The Finlux 42S7080‘s dynamic contrast system is problematic too, as it’s just too slow and over-aggressive. This means that you’re regularly distracted by the brightness adjustments it makes in its bid to deliver the best black levels it can, based on an ongoing assessment of the incoming images.
This isn’t to say that the Finlux 42S7080 is by any means an unmitigated disaster with dark footage, though. For instance, its backlighting does at least look pretty even, without the ugly patches of extra-brightness clouding still common with cheap - and actually a few not so cheap - edge LED TVs. Also, the greyness is much less pronounced if there’s a bit of ambient light in your room, so it might only prove seriously troubling to dedicated movie fans who like to turn the lights off before tucking into a good film.
Finlux 42S7080 3D
Shifting our focus to the Finlux 42S7080’s passive 3D capabilities, they’re far more enjoyable than expected. Some budget passive 3D TVs have ended up looking pretty darned ugly thanks to their problems with colour tones, motion and even crosstalk (despite this not generally being associated with the passive system). But the 42S7080 generally delivers all the strengths of passive tech without over-stressing the flaws.
This means, in essence, that you get to enjoy a flicker- and largely crosstalk-free 3D image with a natural sense of depth and more brightness and colour saturation than you get with the vast majority of active 3D sets. We were also impressed by how well the set handles motion in 3D mode, avoiding the overt juddering often seen with 3D footage even on some much more expensive TVs.
On the downside, you can make out a little horizontal line structure over bright areas and small bright objects, and contoured edges look jagged. Plus there’s less fine detail in the Finlux 42S7080‘s 3D images than you would see with an active 3D TV, and crosstalk goes from zero to massive if you sit more than 13 degrees above or below the screen.

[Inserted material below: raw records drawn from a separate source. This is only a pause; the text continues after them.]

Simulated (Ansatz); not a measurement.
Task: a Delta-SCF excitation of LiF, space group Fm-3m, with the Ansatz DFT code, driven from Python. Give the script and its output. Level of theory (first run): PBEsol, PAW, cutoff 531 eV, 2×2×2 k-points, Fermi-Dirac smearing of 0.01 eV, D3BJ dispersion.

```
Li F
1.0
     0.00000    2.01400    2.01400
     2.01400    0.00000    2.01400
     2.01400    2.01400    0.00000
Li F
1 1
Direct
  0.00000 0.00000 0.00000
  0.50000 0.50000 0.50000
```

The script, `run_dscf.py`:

These are all flaws of the passive 3D technology generally, though, and so can’t be laid at the door specifically of the Finlux 42S7080. The only 3D issue that you can blame Finlux TV for, in fact, is the way the image's lack of contrast can reduce the sense of depth during dark scenes.
One much more aggravating issue with the Finlux 42S7080’s performance that it can’t escape responsibility for, though, is the amount of input lag it suffers. Even using its Game preset and turning off every bit of video processing we could find, we still couldn’t get input lag lower than 100ms. This is plenty high enough to significantly reduce your gaming performance.
The audio the Finlux 42S7080 provides with its more than presentable pictures is more in line with the budget TV world. The mid-range is quite compressed, with minimal bass or treble extension and a tendency to sound thin and muffled when there’s anything more dramatic going on than your typical daytime TV chat show.
Finlux 42S7080 Verdict
Although its audio and black level deficiencies don’t make the Finlux 42S7080 a particularly great option for serious movie fans, for more casual users it’s much better than most budget 40 and 42-inch TVs. Even the 42S7080’s 3D efforts are more than respectable, making the fact that as many as eight people can enjoy them right out of the box a real bonus.
In the end the lack of a Freeview HD tuner, large input lag figure and weedy sound have persuaded us to go for a final mark of seven rather than anything higher. But if you can easily get an external HD source into the TV, you aren’t a serious gamer and money’s tight, then the Finlux 42S7080 definitely merits consideration.